Clarence Valley Council’s (CVC) former tourism flagship, the visitor information centre (VIC) at South Grafton has been sold, pending settlement between CVC and an unnamed buyer.

At last week’s October 16 CVC meeting, six of nine councillors supported accepting an offer for the building, which initially failed to sell at auction on April 12.

Subsequent to the auction, councillors unanimously agreed to list the property for sale at $1.2million (plus GST).

At the August CVC meeting, councillors rejected an offer “under the asking price”.

At the September CVC meeting, councillors rejected two offers to purchase the building, however, they decided unanimously in a confidential session to “advise Council’s agent that revised terms are in accordance with Option 1 of the Confidential Attachment”.

It was revealed at last week’s meeting that councillors had also “delegated the General Manager to negotiate a sale, giving consideration to specific conditions”.

Councillors were asked to make a decision as a result of the GM’s negotiations because the offer proposed “conditions that sit outside the delegation provided to the General Manager”.

Councillor Andrew Baker said that the sale of the VIC had “been a long time in development” and that “council had tested and tested again all of the options, right back to when the VIC used to be personed”.

“We moved through a series of things within council workshops on how council runs the business of visitor information,” he said.

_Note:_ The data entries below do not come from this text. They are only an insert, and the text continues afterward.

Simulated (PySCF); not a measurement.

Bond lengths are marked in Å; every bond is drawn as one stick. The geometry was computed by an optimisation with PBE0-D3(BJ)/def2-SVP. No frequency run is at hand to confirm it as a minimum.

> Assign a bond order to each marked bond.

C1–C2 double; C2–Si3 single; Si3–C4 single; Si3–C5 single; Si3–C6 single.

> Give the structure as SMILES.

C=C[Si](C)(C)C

“We now have this asset, surplus to council’s needs, [that will be] away from high traffic flow once the new motorway is opened.

“We can now convert it into cash to do something worthwhile …. I can see no reason to turn back any number of decisions that got us to here today.”

Only Cr Debrah Novak spoke against the sale.

She disagreed with Cr Baker, saying she “didn’t believe” all of the “options had been tested”.

She referred to “feedback from the general community”, but did not elaborate.

Councillor Baker had a different opinion in his right of reply (as the mover of the motion), saying that the “business or broader community” had not suggested a “worthwhile proposal”.

“Certainly, there has been a small amount of noise, as there is with all council decisions, but nothing that should turn our heads at this stage,” he said.

Some of that “noise” came from Bill Day, who was largely responsible for setting up the now defunct Clarence River Tourism Association, which CVC disbanded in 2014.

Mister Day wrote to each of the councillors prior to their decision, however, he said he did not receive any responses.

“Once this centre is sold there is no plan B,” he wrote, “no turning back to the highly successful approach to local tourism that has served this Valley so well and which other regional councils throughout Australia continue to follow so successfully.”

Coffs Harbour and Blue Mountains city councils expanded their human tourism interfaces in late 2017/early 2018, emphasising the importance of face to face interaction and the value of being greeted by “smiling faces” and receiving “personalised information”, respectively.

“I urge you to reject this offer and undertake a reassessment of the CVC approach to local tourism,” Mr Day wrote.

After the meeting, Mr Day said: “I’m gutted that this council would cash in decades of many people’s work to cover their own mismanagement of tourism in the Clarence Valley.”

Councillors Novak, Toms and Clancy voted against accepting the offer to purchase the VIC.